In all cases, the threshold values must be strictly monotonically increasing or decreasing and colors must be selected from the pre-defined color palette.

Threshold colors in Data explorer color palette

Example: increasing pass-warning-fail thresholds applied to the builtin:service.response.time metric

Increasing pass-warning-fail thresholds - builtin:service.response.time

This configuration produces the following SLO criteria:

pass:
  - criteria:
    - ">=0"
    - "<60"
warning:
  - criteria:
    - ">=0"
    - "<80"

Example: increasing pass-fail thresholds applied to the builtin:service.response.time metric

Increasing pass-fail thresholds - builtin:service.response.time

This configuration produces the following SLO criteria:

pass:
  - criteria:
    - ">=0"
    - "<60"

These thresholds may also be reordered while still yielding the same pass and warning criteria:

Example: decreasing fail-warning-pass thresholds applied to the builtin:service.response.time metric

Decreasing fail-warning-pass thresholds - builtin:service.response.time

This configuration produces the following SLO criteria:

pass:
  - criteria:
    - ">=0"
    - "<60"
warning:
  - criteria:
    - ">=0"
    - "<80"

Example: decreasing fail-pass thresholds applied to the builtin:service.response.time metric

Decreasing fail-pass thresholds - builtin:service.response.time

This configuration produces the following SLO criteria:

pass:
  - criteria:
    - ">=0"
    - "<60"

Example: increasing fail-warning-pass thresholds applied to the builtin:host.mem.avail.pct metric

Increasing fail-warning-pass thresholds - builtin:host.mem.avail.pct

This configuration produces the following SLO criteria:

pass:
  - criteria:
    - ">=50"
warning:
  - criteria:
    - ">=40"    

Example: increasing fail-pass thresholds applied to the builtin:host.mem.avail.pct metric

Increasing fail-pass thresholds - builtin:host.mem.avail.pct

This configuration produces the following SLO criteria:

pass:
  - criteria:
    - ">=50"

These thresholds may also be reordered while still yielding the same pass and warning criteria:

Example: decreasing pass-warning-fail thresholds applied to the builtin:host.mem.avail.pct metric

Decreasing pass-warning-fail thresholds - builtin:host.mem.avail.pct

This configuration produces the following SLO criteria:

pass:
  - criteria:
    - ">=50"
warning:
  - criteria:
    - ">=40"    

Example: decreasing pass-fail thresholds applied to the builtin:host.mem.avail.pct metric

Decreasing pass-fail thresholds - builtin:host.mem.avail.pct

This configuration produces the following SLO criteria:

pass:
  - criteria:
    - ">=50"

Customizing units

By default SLIs are returned in the unit of the underlying metric selector. To create an SLO with an alternate unit, select it in the visualization configuration of the query in the tile. The thresholds or pass and warning criteria must be defined in the same units. For example, to create an SLO for service response time in milliseconds, configure the tile as follows:

Data Explorer units - builtin:service.response.time in milliseconds

The dynatrace-service will modify the metric selector to include conversion to the selected unit. In this example the reported query would be:

((builtin:service.response.time:splitBy():sort(value(auto,descending)):limit(20)):limit(100):names):toUnit(MicroSecond, MilliSecond)

Specifying resolution

The resolution of the data queried from the Metrics v2 API may be set using the Resolution setting of the tile. In all cases, the dynatrace-service will attempt to obtain a single value by setting resolution=Inf if possible or applying a :fold() transformation. An error is produced if multiple values are still returned, in this instance please modify the query, e.g. using the Code tab of the Data Explorer.

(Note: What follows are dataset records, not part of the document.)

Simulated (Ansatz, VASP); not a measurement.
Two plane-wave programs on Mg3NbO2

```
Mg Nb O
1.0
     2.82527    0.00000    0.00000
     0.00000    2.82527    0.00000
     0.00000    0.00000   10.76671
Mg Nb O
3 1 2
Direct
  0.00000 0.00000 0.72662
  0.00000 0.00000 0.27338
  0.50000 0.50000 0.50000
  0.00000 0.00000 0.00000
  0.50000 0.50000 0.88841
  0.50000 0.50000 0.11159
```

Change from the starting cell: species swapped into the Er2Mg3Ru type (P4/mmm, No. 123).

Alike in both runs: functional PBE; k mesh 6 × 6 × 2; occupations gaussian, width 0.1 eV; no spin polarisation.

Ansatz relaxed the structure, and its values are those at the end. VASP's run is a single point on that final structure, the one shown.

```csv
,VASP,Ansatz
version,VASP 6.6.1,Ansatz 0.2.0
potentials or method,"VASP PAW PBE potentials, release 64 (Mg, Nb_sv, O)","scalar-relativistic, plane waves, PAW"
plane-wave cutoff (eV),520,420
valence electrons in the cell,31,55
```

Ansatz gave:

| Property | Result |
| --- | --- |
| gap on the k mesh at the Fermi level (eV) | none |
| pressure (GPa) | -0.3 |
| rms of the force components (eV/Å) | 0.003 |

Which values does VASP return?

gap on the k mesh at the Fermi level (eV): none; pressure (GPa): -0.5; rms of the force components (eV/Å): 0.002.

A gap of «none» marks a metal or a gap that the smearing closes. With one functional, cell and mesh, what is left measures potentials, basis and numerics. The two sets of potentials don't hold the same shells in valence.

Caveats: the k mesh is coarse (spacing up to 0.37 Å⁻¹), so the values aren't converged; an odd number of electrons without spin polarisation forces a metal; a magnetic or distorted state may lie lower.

Data Explorer resolution - builtin:service.response.time 1 hour resolution

Custom chart tiles

Each custom chart tile may only contain a single series. Furthermore, the series may only contain zero or one dimensions and optionally a single filter.

Problems tiles

A problems tile on the dashboard is mapped to an SLI problems with the total count of open problems. A corresponding SLO specifies that problems is a key SLI with a pass criterion of <=0.

SLO tiles

An SLO tile will produce an SLI with the same name as the underlying SLO and the SLO status (or evaluatedPercentage) as the value. The SLO's pass and warning criteria are taken directly from the target and warning thresholds of the underlying SLO. Querying remote environments, or using custom management zones or timeframes is not supported.

USQL tiles

Depending on the query and visualization type, a USQL tile will produce one or more SLIs. Single value queries always produce a single SLI, whereas bar charts, line charts, pie charts and tables produce an SLI (and SLO) for each value of the selected dimension. The funnel visualization type is currently not supported.

Automatic expansion of results including one or more dimensions

Results from queries created from Data Explorer, Custom Charting or USQL tiles that include one or more dimensions are automatically expanded into multiple SLIs and SLOs. In this case the SLI name specified in the tile's title is used as base and dimension values are concatenated to it to produce unique names.

For example, a Data Explorer query titled sli=response_time;pass=<20 targeting the metric builtin:service.response.time and split by dt.entity.service that returns values for journey service and account service will result in an SLI response_time_journey_service and response_time_account_service.

SLO Comparison and Scoring

By default, the dynatrace-service instructs Keptn to perform the evaluation of SLOs using the following comparison and scoring properties:

comparison:
  compare_with: "single_result"
  number_of_comparison_results: 1
  include_result_with_score: "pass"
  aggregate_function: avg
total_score:
  pass: 90%
  warning: 75%

Further details about SLO comparison and scoring are provided in the Keptn documentation.

To override these defaults, add a markdown tile to the dashboard consisting of a single line with one or more of the following ;-separated <key>=<value> pairs:

Key Data type (restriction) Description
KQG.Compare.Results number (> 0) Use <value> as the comparison: number_of_comparison_results value. comparison: compare_with will be set automatically according to this value.
KQG.Compare.WithScore string (pass, all, pass_or_warn) Use <value> as the comparison: include_result_with_score value
KQG.Compare.Function string (avg, p50, p90, p95) Use <value> as the comparison: aggregate_function value
KQG.Total.Pass number (with optional %) Use <value> as the total_score: pass value
KQG.Total.Warning number (with optional %) Use <value> as the total_score: warning value

For example, the defaults above could be specified using the following markdown tile:

KQG.Total.Pass=90%;KQG.Total.Warning=75%;KQG.Compare.WithScore=pass;KQG.Compare.Results=1;KQG.Compare.Function=avg

Limiting the scope of SLIs using management zones

The entities used for SLIs may be filtered either by setting a management zone for the entire dashboard or for individual tiles. In case both are specified, the management zone applied to a tile is used.